I have been violated.
This morning, prior to The Incident, I innocently went about preparing my breakfast with care. I sliced generous portions of the healthy-sounding loaf of bread that I purchased last night, and I popped them into the toaster. As they toasted, I munched on an equally-healthy nectarine. The natural peanut butter and the locally-produced honey were retrieved from the cupboard, and when the toast jumped to attention I placed in on a clean white plate.
With pleasure, I watched the peanut butter melt into the warm, grainy bread as I spread it thickly. Taking a spoon from the drawer, I dipped it into the clear golden honey and drizzled a generous amount over the bread. Licking the spoon, I put everything away and carried my plate of delicious-looking toast to a chair.
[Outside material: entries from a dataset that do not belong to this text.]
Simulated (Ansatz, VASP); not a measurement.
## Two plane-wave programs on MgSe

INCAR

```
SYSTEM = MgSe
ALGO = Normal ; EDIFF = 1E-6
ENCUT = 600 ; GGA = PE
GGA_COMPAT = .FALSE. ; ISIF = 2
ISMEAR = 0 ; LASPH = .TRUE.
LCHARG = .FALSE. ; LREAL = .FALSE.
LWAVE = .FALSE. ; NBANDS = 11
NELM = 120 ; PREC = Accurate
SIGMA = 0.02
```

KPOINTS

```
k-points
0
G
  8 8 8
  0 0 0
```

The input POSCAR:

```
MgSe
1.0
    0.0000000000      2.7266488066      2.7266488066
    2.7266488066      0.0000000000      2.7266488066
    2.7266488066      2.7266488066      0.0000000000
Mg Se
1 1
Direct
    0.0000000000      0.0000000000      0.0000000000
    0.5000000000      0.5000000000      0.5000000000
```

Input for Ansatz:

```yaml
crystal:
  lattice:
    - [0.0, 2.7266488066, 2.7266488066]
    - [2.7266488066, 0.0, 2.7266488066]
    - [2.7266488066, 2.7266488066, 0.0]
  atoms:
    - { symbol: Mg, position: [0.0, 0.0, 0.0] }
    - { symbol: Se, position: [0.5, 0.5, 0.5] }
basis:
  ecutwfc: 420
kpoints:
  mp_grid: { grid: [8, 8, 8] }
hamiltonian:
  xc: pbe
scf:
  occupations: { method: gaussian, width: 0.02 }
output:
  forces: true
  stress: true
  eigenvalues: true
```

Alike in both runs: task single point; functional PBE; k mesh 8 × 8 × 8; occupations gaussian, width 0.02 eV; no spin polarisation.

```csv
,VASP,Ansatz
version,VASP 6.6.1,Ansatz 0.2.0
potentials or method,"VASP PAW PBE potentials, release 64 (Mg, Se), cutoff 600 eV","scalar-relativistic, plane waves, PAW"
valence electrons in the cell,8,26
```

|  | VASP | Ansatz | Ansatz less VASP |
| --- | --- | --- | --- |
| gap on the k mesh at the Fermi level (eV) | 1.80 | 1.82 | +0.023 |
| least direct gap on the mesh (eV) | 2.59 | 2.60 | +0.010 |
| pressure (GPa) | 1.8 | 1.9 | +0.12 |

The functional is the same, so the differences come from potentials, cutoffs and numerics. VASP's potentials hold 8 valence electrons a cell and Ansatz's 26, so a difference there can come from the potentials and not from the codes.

With great anticipation, I lifted the toast to my mouth and took a large bite. I chewed, readying myself for the combination of rich and sweet that the peanut butter and honey collectively form. Imagine then – my dismay – when I tasted… FISH. I paused, my mouth ceasing all chewing activity, as my mind caught up with my taste buds. Confused, I stared hard at the bread in my hand. It looked normal, aside from the large missing mouthful that was currently resting – unmoving – on my tongue. Experimentally, I moved the food about a bit more. I definitely tasted fish.
How could this be??? Highly disturbed, I spit the offending matter out of my mouth like a toddler might. (I do believe – I must say – that the wee ones are often validated in this approach to distasteful foodstuffs. I fully support their actions on nearly every occasion.) Trying, unsuccessfully, to clear the taste from my palate, I retrieved the loaf of bread from the kitchen. “Eight grain whole wheat bread” it proclaimed, “omega rich!” This last bit now seemed – in light of my recent experience – suspicious. With narrowed eyes, I read the ingredient list.
And there it was. In clear black type, I read the words “cod oil.”
I don’t think I’m crazy to believe that there is really no place for “cod oil” in any sort of food that falls into the category of “baked goods.” I am – probably more than many people – an advocate of what we will term “health food.” I DO (obviously) purchase bread rich in omega acids. It seems – however – that it does not need to be SPELLED out that the omega acids in question should come from FLAX seed, not FISH.
Even if one WERE to sneak a bit of fish oil into something – as misguided as the action might be – one would have to be a MORON to use cod oil. Cod oil is about as subtle as a semi trailer on a road full of bumper cars. This bread was not fit for human consumption. I contemplated it for a moment longer, struggling to reconcile its appearance with the horrible truth contained within.
I would, I decided – setting the loaf aside, try to trick the squirrels into eating it later. With a sigh, I poured a bowl of cereal and munched it, reflecting upon my failure to notice this alarming ingredient when I originally made the purchase. It seemed bizarre. I distinctly remembered reading the label, yet I hadn’t noticed this ingredient, which was basically the equivalent of poison.
An hour later, as I sat at my desk still reeling from the fishy morning, I noticed a text message waiting for me from my friend J, my fellow life-contemplator. Opening it, I read this quote.
Losing an illusion makes you wiser than finding a truth.
-Ludwig Borne
Ah…. I thought, my mental wheels turning. Now we are getting somewhere. It seemed a remarkable coincidence that I was thrown violently out of my illusion of a delicious breakfast, only to learn that I had read – but not read – the ingredient label of the tasty – but not tasty – loaf of bread that I had purchased the night before. What else, I wondered now, am I living “the illusion” of?
It appears that today is a valuable lesson day, as distasteful (literally) as it may be. I will, I decide, welcome this. (Though I will NOT eat another bite of that awful bread.) As I move throughout today, and the subsequent days, I will endeavor to examine my life and my actions, searching for the illusions that do me no favors.